Wednesday, March 28, 2018

John Wayne’s Last Picture Show: The Shootist (1976) (Video and Essay)



[Also at WEJB/NSU: “John Wayne in The Shootist (1976): Swan Song of a Giant”;

Part I: “John Wayne: ‘I believe in white supremacy…’ Wayne’s Famous, Amazing, 1971 Playboy Interview, Uncut”;

“How Marion Michael Morrison Became Michael Burn, Duke Morrison and, Eventually, John Wayne; Part II of Wayne’s Amazing, 1971 Playboy Interview”; and

“Part III of John Wayne’s Amazing, 1971 Playboy Interview.”]

“Don’t Mess with John Wayne”: Secrets from The Shootist with Miles Swarthout

A Word on Westerns
Published on Aug 30, 2014

John Wayne's last movie, "The Shootist," was his first with celebrated director Don Siegel. There [sic] styles clashed! When Wayne got sick, Siegel shot around Duke. When he returned...egos clashed! What was the result? A classic! Hear what happened from screenwriter Miles Swarthout on A WORD ON WESTERNS.


N.S.: Wayne didn’t know that The Shootist would be his last rodeo, but it seems like he was the only one who didn’t know. (Excepting, that is, Elmer Bernstein who, except for the opening, phoned in his score.) A documentary on the making of the picture tells us that some old friends and acquaintances—e.g., the late Hugh O’Brian—offered to work on the picture for free.

The original script, by The Shootist author Glendon Swarthout’s son, Miles, was supposedly horrible, and had to be 86ed and done anew (by actor and dialogue coach Scott Hale?). However, Miles Swarthout came up with a brilliant idea for the movie’s opening.

I don’t know if Books’ famous speech is in the novel, but it is one of those fortunate parallels between art and life. It could have been John Wayne/Duke Morrison talking about himself.
“I won't be wronged, I won't be insulted, and I won't be laid a hand on. I don't do these things to other people, and I require the same from them.”
One of the reasons the picture was so grand was that in addition to Wayne giving one of his greatest performances, he insisted on the ending being completely changed. In the book and the initial screenplay, apparently, J.B. Books is still alive after being shot in the back in the saloon, and begs the boy (Ron Howard) to put him out of his misery. The boy obliges him.

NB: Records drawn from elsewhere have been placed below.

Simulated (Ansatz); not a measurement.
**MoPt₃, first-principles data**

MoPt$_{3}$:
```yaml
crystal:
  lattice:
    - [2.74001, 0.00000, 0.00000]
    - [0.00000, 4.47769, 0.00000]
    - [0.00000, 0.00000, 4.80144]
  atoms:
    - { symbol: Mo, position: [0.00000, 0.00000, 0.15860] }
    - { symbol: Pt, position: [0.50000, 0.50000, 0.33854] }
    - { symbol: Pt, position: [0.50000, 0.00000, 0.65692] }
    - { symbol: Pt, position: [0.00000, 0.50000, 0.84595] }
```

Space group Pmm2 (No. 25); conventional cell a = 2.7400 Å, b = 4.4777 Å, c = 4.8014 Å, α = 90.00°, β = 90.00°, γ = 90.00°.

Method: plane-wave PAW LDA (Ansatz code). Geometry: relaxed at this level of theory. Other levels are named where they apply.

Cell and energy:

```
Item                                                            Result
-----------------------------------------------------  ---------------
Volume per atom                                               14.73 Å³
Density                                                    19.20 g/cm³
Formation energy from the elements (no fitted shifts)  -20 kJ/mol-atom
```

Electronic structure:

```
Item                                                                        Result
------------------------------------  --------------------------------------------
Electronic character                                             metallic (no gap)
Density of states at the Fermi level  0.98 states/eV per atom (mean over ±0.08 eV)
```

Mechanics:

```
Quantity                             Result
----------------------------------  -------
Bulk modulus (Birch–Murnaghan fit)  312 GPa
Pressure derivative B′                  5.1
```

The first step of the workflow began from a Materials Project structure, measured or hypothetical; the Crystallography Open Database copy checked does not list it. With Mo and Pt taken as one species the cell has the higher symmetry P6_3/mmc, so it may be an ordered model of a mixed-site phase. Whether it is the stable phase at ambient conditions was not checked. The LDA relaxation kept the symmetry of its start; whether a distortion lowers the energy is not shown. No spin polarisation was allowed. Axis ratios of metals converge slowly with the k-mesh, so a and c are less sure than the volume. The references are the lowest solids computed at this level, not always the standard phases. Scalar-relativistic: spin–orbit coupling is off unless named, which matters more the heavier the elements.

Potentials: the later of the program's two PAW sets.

Wayne reportedly insisted that no John Wayne character would ever die that way. Wayne prevailed, and the rest is history.

Another thing about that ending. You know when J.B. Books leaves the boardinghouse that morning (without his things, except for his omnipresent sidearms and a silly, little red pillow he stole from a bordello), he is going off to his death. His widowed, boardinghouse landlady (Lauren Bacall), who has gone from despising him to being sweet on him, knows that, when he says goodbye to her.

In retrospect, you note that his doctor (Jimmy Stewart) intimated how the story might end, but without spoiling it.

But Wayne plays Books as if he were enjoying a beautiful day, without a care in the world.

A lesser actor would have gone about his business grimly. But Wayne’s restraint and misdirection milked the scenario for every drop of emotional power. (For misdirection, think of how the dying Lou Gehrig pronounced himself, “The luckiest man on the face of the earth.”)

I’m not saying it was Wayne’s greatest performance. We can argue ‘til the cows come home whether that was in Red River, She Wore a Yellow Ribbon, The Searchers, The Quiet Man, True Grit, Wings of Eagles, or The Cowboys. (I’ve yet to see Hondo, Tall in the Saddle, or a few others.) But it was a towering performance, nonetheless, better than anyone else could have given, and as great as he could have done it.

1 comment:

Anonymous said...

“I won't be wronged, I won't be insulted, and I won't be laid a hand on. I don't do these things to other people, and I require the same from them.”

White supremacist. What else could it be?